I must respond to Prof Malan's reply to my article on his thesis that "the Constitution is not our Salvation" because the issues involved are so important.
Prof Malan dismisses the present constitution as liberal “soteriology” and proposes a new federative constitutional system in which “cultural, linguistic and regional communities must be recognised without external interference to be governed by their own management structures” - a system, that, as far as I can discern, has never been implemented anywhere in the broad sweep of human history. Who would demarcate the territories of these entities? Would they be racially exclusive? Who would write and guarantee the constitution on which they would be based? With whom would the new dispensation be negotiated and by what formula would it be adopted?
The problem does not lie in drawing up constitutional wish-lists, but in being able to put them into practice in the real world. The dispensation Prof Malan has in mind would have to be negotiated with the government of the day – probably the “neo-primitivist ANC”, as Prof Malan describes it, by the tiny percentage of the population that supports his views.
Is it likely that it would agree to such negotiations - and if it did, that it would accept a new system that would be more favorable to minorities than our present constitution? Of course, any attempt to implement a new constitution unilaterally - without negotiations and adoption by a two-thirds majority in parliament - would plunge the country into even deeper chaos.

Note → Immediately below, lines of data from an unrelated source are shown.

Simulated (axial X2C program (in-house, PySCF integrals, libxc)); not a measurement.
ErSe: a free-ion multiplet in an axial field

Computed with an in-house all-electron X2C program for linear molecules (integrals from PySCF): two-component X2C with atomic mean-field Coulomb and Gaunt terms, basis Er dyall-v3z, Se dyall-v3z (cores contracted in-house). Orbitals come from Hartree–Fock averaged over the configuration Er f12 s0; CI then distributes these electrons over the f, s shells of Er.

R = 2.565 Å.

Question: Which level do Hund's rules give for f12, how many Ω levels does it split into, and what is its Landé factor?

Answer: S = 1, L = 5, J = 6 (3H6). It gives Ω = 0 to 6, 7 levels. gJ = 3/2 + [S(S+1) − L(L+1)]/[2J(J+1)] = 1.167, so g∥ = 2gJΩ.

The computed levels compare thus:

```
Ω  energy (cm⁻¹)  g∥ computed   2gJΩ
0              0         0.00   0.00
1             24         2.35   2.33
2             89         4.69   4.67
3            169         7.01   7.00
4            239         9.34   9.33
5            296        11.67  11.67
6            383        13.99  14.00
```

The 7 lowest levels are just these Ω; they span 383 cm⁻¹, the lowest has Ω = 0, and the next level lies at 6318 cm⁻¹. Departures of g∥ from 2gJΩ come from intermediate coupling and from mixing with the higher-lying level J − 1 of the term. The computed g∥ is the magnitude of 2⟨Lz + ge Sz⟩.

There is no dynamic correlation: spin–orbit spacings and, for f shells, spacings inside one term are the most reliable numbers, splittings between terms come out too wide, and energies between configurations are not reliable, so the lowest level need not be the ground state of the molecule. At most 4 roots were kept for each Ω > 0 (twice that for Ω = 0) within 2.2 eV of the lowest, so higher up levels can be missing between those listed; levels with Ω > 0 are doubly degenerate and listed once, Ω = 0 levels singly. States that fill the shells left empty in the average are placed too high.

I worked closely with President De Klerk during our own tumultuous negotiating process - and can assure Prof Malan that, even with the considerable power that we then commanded - even with universal national and international support for the negotiations - the process was fraught with difficulties and peril. What power, and what internal and international support, would the advocates of Prof Malan’s new constitutional order be able to bring to the negotiating table?